Aminata picks up English quickly and learns Gullah, as well as two African languages beside her own. Her ability to communicate in so many languages becomes an asset that eventually saves her life.
I'm married into a bi-lingual family, and over the last twenty-something years of authentic exposure to Spanish, I'm sad to say I've learned very little. I understand more than I can speak, and what little I do know I call "Sanctified Spanish" because I know church and bible words, and hymns. The rest of the developed world speak more than one language. Why America doesn't value this educationally, I don't know. We are not the richer for it.

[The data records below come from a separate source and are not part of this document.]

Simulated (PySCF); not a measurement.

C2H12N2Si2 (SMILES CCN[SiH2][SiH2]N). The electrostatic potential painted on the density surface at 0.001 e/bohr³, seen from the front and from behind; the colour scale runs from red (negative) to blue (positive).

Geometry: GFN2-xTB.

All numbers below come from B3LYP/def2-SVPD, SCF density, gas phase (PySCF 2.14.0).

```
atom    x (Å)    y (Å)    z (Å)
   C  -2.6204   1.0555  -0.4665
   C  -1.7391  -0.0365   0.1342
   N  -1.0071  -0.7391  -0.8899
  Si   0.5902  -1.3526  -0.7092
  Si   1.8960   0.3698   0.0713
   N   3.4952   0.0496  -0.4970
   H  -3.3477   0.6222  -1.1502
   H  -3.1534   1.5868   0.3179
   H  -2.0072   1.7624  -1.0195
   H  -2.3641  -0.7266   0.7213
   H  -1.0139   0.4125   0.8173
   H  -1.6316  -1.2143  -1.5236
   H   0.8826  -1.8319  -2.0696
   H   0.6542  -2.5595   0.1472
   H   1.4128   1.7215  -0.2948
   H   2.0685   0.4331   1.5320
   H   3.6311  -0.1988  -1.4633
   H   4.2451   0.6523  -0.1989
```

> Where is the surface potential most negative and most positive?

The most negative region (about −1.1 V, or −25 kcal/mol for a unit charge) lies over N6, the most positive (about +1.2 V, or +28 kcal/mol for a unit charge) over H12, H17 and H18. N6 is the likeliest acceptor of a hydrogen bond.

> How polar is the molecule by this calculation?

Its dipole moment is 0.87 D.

Aminata learns to read, another skill-set that serves her well as a slave in early America. People who didn't possess the ability to read and write were so exposed back then. It gave me a renewed sense of gratitude for being literate. I've always been a reader and a writer - I even majored in English. Reading and writing have brought me much pleasure over my lifetime.
I once heard someone define wealthy as being able to read, owning a book, and having read it. The true poor spend every daylight hour surviving. Education, discretionary money, and leisure time are luxuries afforded only the wealthy.
Aminata was determined from the beginning of her real-life nightmare to return to her village one day. Her determination keeps her from accepting any of the places she lived in the meantime as home. In the 40 plus years before she's able to go back, she lives in South Carolina, New York, Nova Scotia and Sierra Leone. It turns out that the old identity she'd been clinging to has been erased by time. She learns that she doesn't really belong anywhere or identify with any people group. She didn't allow herself to be molded by or accepting of the things that came into her life. I'm not saying that being enslaved isn't horrific, but difficulties, tragedies, and unfair things come into every life. If they are accepted, the past doesn't rob us of our future. We simply cannot go back, and the world forges onward whether we like it or not. I'd never really thought about it in quite those terms before.
Aminata gains her freedom along the way and, of course, is revolted by slavery. But she often finds herself in positions that, although free, she's unable to do anything about the plight of other slaves. Her convictions, although black and white in her mind, became very gray in reality.
At one point she is the guest of the second in command of the slavers' staging and shipping point on the African coast. While her host is conversing with another about England's King George, she wanders to the window and sees the slave pen below, the very pen that once held her naked scared self as a captured girl long ago. She says this:
I hated myself for doing nothing to help the captives escape their wretched confines. I tried to tell myself I was powerless to free them, but in truth, the mere sight of them made me feel complicit and guilty. The only moral course of action was to lay down my life to stop the theft of men. But how exactly could I lay down my life, and what, in the end, would it stop at all?
The age-old ethical dilemma of how to best serve the cause. She chose to help William Wilberforce persuade parliament to end the slave trade. But in doing so, she had to turn a blind eye to the circumstances of individual slaves. It's quite a conflict.
This book is meticulously researched, beautifully written, and I enjoyed the story and all the ideals it made me grapple with. One of the many reasons I love books.